BOOK REVIEW: STORIES UNDER THE RAINBOW

KAYNAK: LGBTINEWSTURKEY.COM

Stories Under the Rainbow (Gökkuşagından Hikayeler) is a book about love and family. This powerful collection of twenty-nine stories is a candid celebration of families connecting and reconnecting with, understanding and supporting their LGBTI+ child. Each story, told by a parent, reveals the many aspects in which the cultural upbringing and societal pressures of heteronormativity create unexamined and limiting belief systems that configure the world of parents for most of their lives. These long-standing belief systems, however, unexpectedly fall to pieces when their child comes out to them as LGBTI+. In these narratives, we read how many of the parents experience similar feelings that impart sadness, worry, incomprehension and indignation in reaction to a reality that at first challenges them. The challenges bring changes that alter their modes of living in positive ways. They come to realize, as they are forced to reexamine their convictions, that what they held to be true can be challenged to show other possibilities or acknowledge what is fundamentally flawed. When families find new ways to reconnect with one another, they begin to explore what it means to fully embrace, support and love their child for who they are. We read how beautifully their worlds expand in their reflections on their fears and struggles to dismantle learned homophobia and transphobia.
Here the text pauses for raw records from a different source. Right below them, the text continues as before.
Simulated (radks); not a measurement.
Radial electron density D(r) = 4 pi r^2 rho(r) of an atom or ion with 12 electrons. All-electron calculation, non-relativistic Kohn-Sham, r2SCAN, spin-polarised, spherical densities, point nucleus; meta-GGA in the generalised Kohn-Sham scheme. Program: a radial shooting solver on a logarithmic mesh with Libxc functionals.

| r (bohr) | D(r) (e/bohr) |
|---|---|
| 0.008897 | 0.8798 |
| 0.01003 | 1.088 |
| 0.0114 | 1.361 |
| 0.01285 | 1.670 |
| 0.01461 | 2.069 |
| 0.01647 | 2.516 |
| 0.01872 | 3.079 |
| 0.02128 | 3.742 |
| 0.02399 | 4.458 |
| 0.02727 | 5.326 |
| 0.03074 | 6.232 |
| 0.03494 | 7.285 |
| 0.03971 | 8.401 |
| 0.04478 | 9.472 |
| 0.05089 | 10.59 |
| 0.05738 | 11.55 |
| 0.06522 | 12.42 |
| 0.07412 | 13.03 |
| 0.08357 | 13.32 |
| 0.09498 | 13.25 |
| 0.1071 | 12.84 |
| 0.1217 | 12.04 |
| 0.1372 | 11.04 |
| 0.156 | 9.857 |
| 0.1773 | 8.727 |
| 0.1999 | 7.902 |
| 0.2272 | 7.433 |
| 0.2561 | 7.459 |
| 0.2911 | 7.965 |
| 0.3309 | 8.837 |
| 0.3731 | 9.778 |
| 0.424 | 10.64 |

These narratives are also a meditation on how much our worlds and thinking are shaped by society. Many parents recount similar sentiments on how little they knew about other lives, how it was impossible for them to imagine the lives of LGBTI+ people or the fact that they even existed due to their own lack of knowledge, fear or merely holding onto misconceptions based on what they had heard from others. A parent puts it, “In this society, there are actually a lot of people who hide and suppress who they are and who do not express themselves for fear of judgement because this society is not a tolerant one.”

At first focused on denial and worry, the narratives evolve to celebrate love and life. “This process allowed me to understand and get to know all the other marginalized groups in society and learn more about the experiences of disabled people, Roma, Aleviis, Kurds and women” reflects one parent on how much their world view has expanded and adds, “I see now that the biggest hurdle in front of us is the world’s biggest terror organization. This organization, is not an armed terror organization. It is everyone.”

As someone who has come out to their parents as a trans man, it was hard to withhold tears reading about some of the coming out dialogues between the families and how time, love, and support restored many broken pieces and uprooted the barriers to understanding one another. Equally moving was the parents’ profoundly transformative journey from one of loss, confusion, and blame to one of joy, strength, and empowerment. Fully supporting their LGBTI+ child, they stand up to their neighbors, to school counselors, teachers, or their own friends, demonstrating how by becoming their child’s best ally, they are paving the way for other families to do the same.

This is a very intimate book that reminds us how much we need to hear the stories of people that are othered and marginalized in order to fight against discrimination and harmful narrow constraints of existing and living in this world. These stories inspire and ignite a powerful celebration of life in all its spectrum of colors.